That said, Mr. Bogle finds today’s stock scene puzzling. Shares are highly priced in historical terms; earnings and economic growth he expects to disappoint for at least the next decade (he sees no point in trying to forecast further). And yet he advises investors to stay invested and weather the storm: “If we’re going to have lower returns, well, the worst thing you can do is reach for more yield. You just have to save more.”
Mr. Bogle relies on a forecasting model he published 25 years ago, which tells him that investors over the next decade, thanks largely to a reversion to the mean in valuations, will be lucky to clear 2% annually after costs. Yuck.
Then why invest at all? Maybe it would be better to sell and stick the cash in a bank or a mattress. “I know of no better way to guarantee you’ll have nothing at the end of the trail,” he responds. “So we know we have to invest. And there’s no better way to invest than a diversified list of stocks and bonds at very low cost.”

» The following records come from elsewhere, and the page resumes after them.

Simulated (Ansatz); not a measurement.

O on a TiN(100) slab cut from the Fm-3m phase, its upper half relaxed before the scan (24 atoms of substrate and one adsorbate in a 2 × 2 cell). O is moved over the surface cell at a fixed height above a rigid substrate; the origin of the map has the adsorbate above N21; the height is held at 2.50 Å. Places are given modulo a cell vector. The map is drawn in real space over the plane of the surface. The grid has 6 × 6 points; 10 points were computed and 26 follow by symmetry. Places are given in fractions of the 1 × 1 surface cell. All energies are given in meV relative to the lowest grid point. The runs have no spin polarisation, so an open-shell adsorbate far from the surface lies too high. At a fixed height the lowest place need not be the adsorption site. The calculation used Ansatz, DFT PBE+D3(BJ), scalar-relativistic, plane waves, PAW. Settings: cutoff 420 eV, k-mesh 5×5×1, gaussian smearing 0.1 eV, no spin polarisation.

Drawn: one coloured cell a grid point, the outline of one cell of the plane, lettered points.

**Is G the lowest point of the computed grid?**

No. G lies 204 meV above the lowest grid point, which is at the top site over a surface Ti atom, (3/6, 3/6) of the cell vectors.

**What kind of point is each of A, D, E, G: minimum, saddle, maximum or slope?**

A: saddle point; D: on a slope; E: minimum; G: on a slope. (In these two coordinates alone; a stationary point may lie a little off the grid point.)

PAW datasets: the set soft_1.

Mr. Bogle’s own portfolio consists of 50% stocks and 50% bonds, the latter tilted toward short- and medium-term. Keep an eagle eye on costs, he says, in a world where pre-cost returns may be as low as 3% or 4%. Inattentive investors can expect to lose as much as 70% of their profits to “hidden” fund management costs in addition to the “expense ratios” touted in mutual-fund prospectuses. (These hidden costs include things like sales load, transaction costs, idle cash and inefficient taxes.)
Mr. Bogle, to the surprise of many, is not fantastically wealthy. Vanguard was born as a “mutual” mutual-fund company, with the management company owned by the funds’ investors. So there was never any billion-dollar payday from a public stock offering or the creation of a closely-held private company of the sort enjoyed by Fidelity’s founding Johnson family.
He also knows the heartache of having just about everything he has saved tied up in volatile, sometimes irrational markets, especially now. “We’re in a difficult place,” he says. “We live in an extremely risky world—probably more risky than I can recall.”
Confidence is especially hard to come by given the antics of central banks, which many say is the only reason for today’s relatively good stock market performance. Nor does he like his options in the U.S. presidential election: “My friends, they want to vote for Hillary, a lot of them. I don’t want to but I’m going to.”
Investing, he says, always is “an act of trust—in the ability of civilization and the U.S. to continue to flourish; in the ability of corporations to continue, through efficiency and entrepreneurship and innovation, to provide substantial returns.” But nothing, not even American greatness, is guaranteed, he adds.
If an investor wants to put 5% of his portfolio into gold as a hedge against inflation or political chaos—surprise—Mr. Bogle doesn’t have a problem with that. He also emphasizes his long-held but contrarian wisdom that it’s unnecessary for U.S. investors to invest outside the U.S. Domestically listed companies already get a high percentage of their sales and profits abroad. He adds, “When you invest overseas, you get into currency changes, you get into governments that are much less stable than this one at the moment.”
The last bit is said with a chuckle, a reference to what he considers the disturbing wild card of a potential President Trump. Still, he adds: “I’d rather stick with the risks that I think I understand.”
Mr. Bogle suspects he’s probably the longest-surviving heart transplant recipient who received his heart after age 65. Back in 1996, his doctor told him the operation would be a simple one: “cut, cut, cut, sew, sew, sew.” “You forgot to mention, ‘pray, pray, pray,’ ” Mr. Bogle responded.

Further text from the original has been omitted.